The sentence “In the beginning is the word” can also be paraphrased as “Basically is happening (in everything else what happens) the Word.” The meaning of “Word,” davar, logos, is told by the Gospel at length. The text precisely defines the vocable “Word”: primarily as the basic principle; then it is stated: “The Word is onto (25) God.”

In the Scriptures, “God” is the absolute authority, the basic principle (archē) of the particular social system. It is functioning as the converging point of every social dependency. Within Biblical logic, the question of whether any God does exist is ab{22}surd. You only may ask: “Who or what is the God, who or what is functioning as God in a given society?” With this question, the Prophet Eliah confronted the people of Israel on Mount Carmel (1 Kings 18:21). According to this logic, there cannot be a godless society, because no society can go without a basic order. Otherwise, it would fall apart.

In the Scriptures, we don’t have an abstract, idealist monotheism. There were many gods, many social systems of many people, insisting on absolute allegiance. So the question is: “Which sort of social order do we want?” In the language of the Tanakh: “Who is God?” or “What is his NAME?” (26) (Exodus 3:13). If this question once is answered, the social order no longer is up to free negotiation. It then turns into an absolute opposite, that is to say, “God.” “God” is defining a function—and in the old Judean society, this function was “to bring out of the house of slavery” (Exodus 20:2).
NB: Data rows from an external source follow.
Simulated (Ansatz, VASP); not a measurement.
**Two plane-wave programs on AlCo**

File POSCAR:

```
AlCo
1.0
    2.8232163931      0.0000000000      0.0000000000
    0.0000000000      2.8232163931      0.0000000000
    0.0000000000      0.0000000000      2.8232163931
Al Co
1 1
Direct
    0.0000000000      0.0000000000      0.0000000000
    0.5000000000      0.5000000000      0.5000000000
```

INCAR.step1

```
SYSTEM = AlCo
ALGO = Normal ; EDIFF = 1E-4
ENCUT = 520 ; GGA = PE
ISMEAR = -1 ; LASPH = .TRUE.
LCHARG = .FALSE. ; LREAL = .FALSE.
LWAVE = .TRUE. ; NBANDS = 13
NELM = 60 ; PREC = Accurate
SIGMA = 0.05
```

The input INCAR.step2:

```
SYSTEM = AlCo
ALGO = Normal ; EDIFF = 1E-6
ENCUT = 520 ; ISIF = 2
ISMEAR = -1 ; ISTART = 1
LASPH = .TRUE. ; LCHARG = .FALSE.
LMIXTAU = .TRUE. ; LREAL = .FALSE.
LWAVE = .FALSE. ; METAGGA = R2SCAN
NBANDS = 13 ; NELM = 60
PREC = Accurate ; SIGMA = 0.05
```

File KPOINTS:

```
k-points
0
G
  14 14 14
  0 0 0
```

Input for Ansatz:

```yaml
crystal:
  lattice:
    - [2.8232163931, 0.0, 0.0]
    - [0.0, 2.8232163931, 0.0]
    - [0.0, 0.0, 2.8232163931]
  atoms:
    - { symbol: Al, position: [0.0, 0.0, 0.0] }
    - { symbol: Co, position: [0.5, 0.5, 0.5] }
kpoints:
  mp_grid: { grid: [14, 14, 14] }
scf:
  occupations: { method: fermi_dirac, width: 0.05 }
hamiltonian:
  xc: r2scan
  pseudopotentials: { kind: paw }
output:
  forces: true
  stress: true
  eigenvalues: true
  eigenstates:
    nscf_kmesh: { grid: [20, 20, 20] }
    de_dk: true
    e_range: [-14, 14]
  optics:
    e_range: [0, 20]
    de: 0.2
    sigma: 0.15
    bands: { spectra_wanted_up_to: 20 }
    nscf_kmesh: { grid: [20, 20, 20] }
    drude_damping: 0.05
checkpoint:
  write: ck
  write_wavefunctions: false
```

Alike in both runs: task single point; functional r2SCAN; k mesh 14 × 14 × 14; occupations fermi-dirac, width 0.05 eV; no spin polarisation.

In the Gospel of John, the definite article (ho theos, “the God”) hints at that very special function of God. The Word is determined by this functional God. So pros ton theon does not mean to be directed onto God or onto the divine in general, but onto a certain God, the God of Israel. The two words ton theon, “the God”, signify—in an infinite concentration—the specific detailed social order that Israel gave itself in its Torah, an order of liberated slaves, of autonomy and equality. And as the Word is onto the God, that is to say onto this God, it can only be understood from these Scriptures. This is true for the Gospel of John and for all Messianic writings. (27) Provided that by God without definite article we mean this God, we may translate “onto God”, otherwise we have to translate “onto the God.”

The third sentence reads: theos ēn ho logos = “. . . divinely determined is the Word.” It is not a Greek definition according to the pattern S = P. The Word is not identic with any predicate, but it is happening determined by God. Here the article is lacking, thus the meaning is “determined by God” or, if you want, “godlike,” “godly,” “divine.” Obviously, this is not a general statement, the word has no general, divine structure, but a specific one: the word takes place within the scope of what in Israel is called the God, and it is acting like (the) God.

In the Gospel, this “like God” in substance is rendered by the expression “Son of the God” (hyios tou theou). A 3rd or 4th century Greek, educated in the thinking of late antiquity, can’t help reading such sentences within the framework of his logics, the logics of occidental civilization in general. Certainly, he will have problems.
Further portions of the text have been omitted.